COLUMBIA — South Carolina legislators will have to decide what to do with an additional $770 million when they return to Columbia in January.

The state’s Board of Economic Advisors said Thursday more money is coming in than expected.

The additional money overall includes a $128 million surplus from the fiscal year that closed June 30, which increased the base for subsequent years. The four-member board predicts the state will collect nearly $229 million more this fiscal year than legislators designated in the current budget.

The board also preliminary predicted a 3.9 percent growth rate in 2012-13, putting an additional $414 million on the table for budget negotiations. Lawmakers will use the board’s estimates to write the 2012-13 state budget.

Board Chairman Chad Walldorf attributed the growth partly to inflation, as well as income growth. A higher cost of products translates to higher sales tax collections, he said.

He added he’s surprised how quickly the revenue forecast has brightened since he was appointed to the job in February.

For the first four months of the fiscal year, state revenues increased 4.5 percent, rather than the 1 percent growth the board forecast in May. The board predicts a slight slowdown for the rest of the year and continued slow growth in 2012-13.

The additional money is likely to fuel debate over whether to restore cuts made to the budget amid and following the Great Recession.

Walldorf said that, while significant, the amount of new money pales in comparison to the state’s debt in employees’ retirement plans.

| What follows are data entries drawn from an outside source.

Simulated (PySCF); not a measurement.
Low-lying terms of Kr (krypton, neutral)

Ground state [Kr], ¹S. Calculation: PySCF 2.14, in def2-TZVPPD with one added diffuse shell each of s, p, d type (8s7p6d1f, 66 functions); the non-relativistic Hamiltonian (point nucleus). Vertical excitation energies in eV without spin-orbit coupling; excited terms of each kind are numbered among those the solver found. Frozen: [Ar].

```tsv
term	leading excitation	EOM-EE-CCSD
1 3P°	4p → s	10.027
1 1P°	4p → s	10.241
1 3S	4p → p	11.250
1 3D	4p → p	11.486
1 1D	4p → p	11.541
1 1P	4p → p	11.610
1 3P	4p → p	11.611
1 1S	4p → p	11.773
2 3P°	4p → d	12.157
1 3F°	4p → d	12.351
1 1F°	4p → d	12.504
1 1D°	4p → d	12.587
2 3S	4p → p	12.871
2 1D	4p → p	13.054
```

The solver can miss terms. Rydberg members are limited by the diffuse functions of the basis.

“Hopefully, the bulk of these projected tax revenues will be used to pay down long-term commitment and returned to the taxpayer rather than used to dramatically increase spending on government programs,” he said.

Gov. Nikki Haley agreed. She is expected to release her executive budget proposal for 2012-13 in January.

“The governor has long said that excess revenue should only go to two places — to pay down debt and or back to taxpayers,” said her spokesman, Rob Godfrey.